There’s a lot of stuff I’d like to see done with rustdoc that just isn’t particularly feasible with Markdown, not without hacks piled on top of hacks piled on top of hacks. reST seems like it would enable this stuff pretty easily. I’m thinking right now of basic stuff like hyperlinking function/type references, but there’s also things like denoting information on failure, providing structured markup about arguments, etc.

As near as I can tell, the best argument against reST is “it doesn’t have fenced code blocks”. Since we’re editing rustdoc in a text editor instead of on the web, I’m not sure that’s really a big deal, but I also wonder if we couldn’t extend reST to support fenced code blocks; I’m not particularly familiar with reST but after skimming the documentation, it doesn’t seem like it would conflict with anything.

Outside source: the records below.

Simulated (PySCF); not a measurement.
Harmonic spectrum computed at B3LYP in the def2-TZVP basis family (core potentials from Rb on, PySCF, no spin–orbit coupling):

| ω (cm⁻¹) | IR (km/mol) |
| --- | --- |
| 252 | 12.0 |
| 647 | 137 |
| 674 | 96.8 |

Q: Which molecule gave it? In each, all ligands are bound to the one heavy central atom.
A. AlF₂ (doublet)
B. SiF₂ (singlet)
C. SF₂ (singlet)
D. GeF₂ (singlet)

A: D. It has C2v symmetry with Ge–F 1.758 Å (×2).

The only other real oddity is the fact that inline code has to use two back ticks, e.g.

``code goes here``

(note that I can’t even figure out how to print that inline in markdown, because markdown is not properly specified and has no good escaping syntax; at least with reST I can tell you definitively that you cannot embed two backticks inside an inline literal).

I don’t know how much of an issue that is, though. My belief is that mst of our inline code spans in rustdoc are references to functions/types, and I’d like to see us be able to use substitution references, e.g. |String::as_slice()|_, to produce hyperlinks instead.


Ultimately, I feel like we should prototype out a reST-based rustdoc, convert a few modules over to it, and see how it looks.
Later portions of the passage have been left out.